The Burning Man Meme is Spreading
I live in a small village outside Geneva. The entire population of the commune is about 1100 people. (Communes are important in Switzerland, as they run the school, and the road repairs, etc. Swiss politics is interesting and intensely (painfully) local.)
The burning man meme has spread to our commune. Hurrah.
The schools here are miltantly non-establishment, as you might expect given Geneva's history. (Calvin, Knox, etc.) Unlike the arse that the French made of it with the headscarf ban, the Swiss have a simpler approach. Pupils can wear and believe what they like, its the teachers that must be neutral. It's a simple but profound difference.
One of the consequences is that the schools do not actually officially celebrate Christmas, but have a sort of lay festival instead which commemorates the local Savoyard soldiers getting a pot of soup dropped on their head when they tried to invade the City of Geneva in 16 something or other. Actually, its a bit more complex than that, but you get the idea. It's called the Escalade, and consists of eating a big chocolate model of a cooking pot, and singing a slightly dreary song that recounts the details. (French is a beautiful language, but they are not by nature good musicians and lyricists. Except for Jaques Dutronc, who is hilarious.)
Anyway, Easter. The whole Jesus on cross, he is risen, salvation thang is not really a lay festival. So what did we do? The children of the local school built a snowman (very good post modern one with lots of interesting angles and attitude.) Then the children all sang a song which seemed to consist of jumping up and down a lot in a circle, but then primary school events are like that.
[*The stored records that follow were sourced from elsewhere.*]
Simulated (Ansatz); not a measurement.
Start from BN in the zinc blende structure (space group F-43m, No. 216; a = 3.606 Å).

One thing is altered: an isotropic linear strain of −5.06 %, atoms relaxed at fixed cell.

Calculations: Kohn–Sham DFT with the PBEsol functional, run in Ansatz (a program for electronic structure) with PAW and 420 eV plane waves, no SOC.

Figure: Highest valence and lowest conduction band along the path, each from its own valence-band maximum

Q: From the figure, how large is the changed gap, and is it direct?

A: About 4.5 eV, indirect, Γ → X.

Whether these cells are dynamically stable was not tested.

Then they burnt the snowman at dusk. With a couple of fireworks to go with it. Heh. Burning man in the Geneva countryside. It was very evocative. Geneva was pagan before it was Christian, and I wonder how many wicker men got burnt around this neck of the woods. (Lac Leman has been inhabited more or less continuously since the last ice age.)
So, the Burning Man meme is spreading. Interesting how pagan rituals are OK, where established religion is not. I suppose if the Gods are no longer worshipped, then only the ritual is left. Not that my five year old son cared much, all he knew was that this was exciting and different.